Production-grade e-commerce data platform — from ingestion to insight.
Multi-source data platform that ingests Brazilian e-commerce data (1.5M+ rows), enriches it with real-world geographic (ViaCEP) and financial (FX exchange rate) APIs, and serves analytics through a star schema warehouse with full monitoring.

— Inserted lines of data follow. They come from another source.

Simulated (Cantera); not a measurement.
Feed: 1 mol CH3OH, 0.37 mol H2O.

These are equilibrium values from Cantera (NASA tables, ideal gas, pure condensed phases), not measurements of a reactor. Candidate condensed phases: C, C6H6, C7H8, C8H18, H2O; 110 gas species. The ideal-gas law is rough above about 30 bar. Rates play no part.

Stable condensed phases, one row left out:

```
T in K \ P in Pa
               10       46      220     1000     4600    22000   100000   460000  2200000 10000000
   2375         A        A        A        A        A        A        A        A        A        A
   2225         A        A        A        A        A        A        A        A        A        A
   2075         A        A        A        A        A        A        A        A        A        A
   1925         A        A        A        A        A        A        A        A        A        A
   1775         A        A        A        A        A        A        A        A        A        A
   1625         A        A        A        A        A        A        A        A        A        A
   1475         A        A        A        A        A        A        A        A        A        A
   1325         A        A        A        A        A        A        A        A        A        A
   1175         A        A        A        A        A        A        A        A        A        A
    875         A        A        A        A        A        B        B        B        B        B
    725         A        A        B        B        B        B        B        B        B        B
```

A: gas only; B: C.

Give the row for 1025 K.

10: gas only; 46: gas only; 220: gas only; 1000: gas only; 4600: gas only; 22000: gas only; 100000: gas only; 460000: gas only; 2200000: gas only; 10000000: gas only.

- Multi-source ingestion — batch CSV (9 files, dtype-enforced) + real-world API enrichment
- Real-world enrichment — ViaCEP geographic data (1000 CEPs) + BRL→USD/EUR exchange rates
- Incremental processing — MD5 checksum tracking, API sync state, dbt incremental models
- Star schema warehouse — 5 dimensions + 2 fact tables with SCD2-ready schema + FX columns
- Monitoring — Prometheus metrics, Grafana dashboard, pipeline observability
- API security — X-API-Key authentication middleware (configurable)
- Data quality — dbt-expectations (range checks, row counts), referential integrity, source freshness
- Full-stack dashboard — Next.js + FastAPI with 60s polling, dark mode, 4 monitoring views
- Production practices — Docker Compose, CI/CD, pre-commit hooks, typed Python + TypeScript
graph LR
subgraph Sources
CSV["Olist CSVs (9 files)"]
VCEP["ViaCEP API (geographic)"]
FX["ExchangeRate API (financial)"]
end
subgraph Ingestion
BC["Batch Loader<br/>dtype-enforced, MD5 checksum"]
EC["Enrichment Client<br/>rate-limited, retry, cache"]
end
subgraph PostgreSQL
RAW["raw schema<br/>14 tables"]
STG["staging schema<br/>9 views"]
ANA["analytics schema<br/>5 dims + 2 facts"]
end
subgraph Monitoring
PROM["Prometheus<br/>API metrics scraping"]
GRAF["Grafana<br/>7-panel dashboard"]
end
subgraph Serving
FAPI["FastAPI<br/>16 endpoints, API key auth"]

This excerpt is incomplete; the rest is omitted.